After Durban

December 12, 2011 07:24 by Carbonica

What has been achieved in Durban brings certainty to the carbon markets, at least for now, and the compliance sector now can breathe a sigh of relief to know that it will exist beyond 2013. New projects will now find funding to generate CERs, now that there is no anxiety that there may not be enough time to register them before 31 Dec 2012. This is a good thing.

However what has been done is simply to rubberstamp a moratorium in the validity of the Kyoto protocol until 2017, plus a pledge to work on a new framework (by around 2015) to set emission reduction targets for the world's largest emitters. This takes us on the course of the "business as usual" mentality for another 7+ years, which is bad news for global warming mitigation. We all know that the Kyoto protocol has failed to curb emissions, and on the contrary as the US is not a signatory and it does not set caps on the developing countries (which in the case of India and China carry the lionshare of the growth of CO2 emissions), then we are well set for the best part of another decade of strong growth in GHG emissions worldwide.

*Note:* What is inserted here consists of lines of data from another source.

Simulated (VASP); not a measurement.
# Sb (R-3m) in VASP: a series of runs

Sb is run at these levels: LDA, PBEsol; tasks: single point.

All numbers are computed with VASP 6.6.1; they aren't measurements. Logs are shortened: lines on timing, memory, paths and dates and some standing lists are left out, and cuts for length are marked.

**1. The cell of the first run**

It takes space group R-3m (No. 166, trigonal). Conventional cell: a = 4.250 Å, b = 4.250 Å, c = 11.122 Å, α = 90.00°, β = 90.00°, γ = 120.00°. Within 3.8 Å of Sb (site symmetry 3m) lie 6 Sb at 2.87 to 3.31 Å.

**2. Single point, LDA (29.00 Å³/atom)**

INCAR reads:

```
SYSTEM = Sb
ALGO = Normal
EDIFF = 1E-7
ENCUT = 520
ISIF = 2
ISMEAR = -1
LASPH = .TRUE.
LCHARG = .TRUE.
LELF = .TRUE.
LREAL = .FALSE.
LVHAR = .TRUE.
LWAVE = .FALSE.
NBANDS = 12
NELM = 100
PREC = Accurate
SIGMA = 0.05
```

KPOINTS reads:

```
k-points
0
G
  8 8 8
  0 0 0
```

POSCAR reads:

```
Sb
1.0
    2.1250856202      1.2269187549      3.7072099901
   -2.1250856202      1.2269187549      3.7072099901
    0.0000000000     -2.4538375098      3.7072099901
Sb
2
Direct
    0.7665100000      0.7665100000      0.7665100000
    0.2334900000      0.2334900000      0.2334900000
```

The Kyoto protocol is not a meaningful tool for climate change mitigation it is simply a vehicle to give some validity to the compliance carbon market. A lot of good has resulted from this, but the carbon markets being as they are a zero-sum game this will never yield to emission cuts.

Ideally what we needed now was an ambitious timetable of global emissions cuts but it is obvious that the Kyoto protocol has created an inertia and a deeply rooted expectation amongst developing countries that it is the developed world who, being responsible for global warming, must take the lead in emission cut targets and secondly must pay for the decarbonisation of the developing world.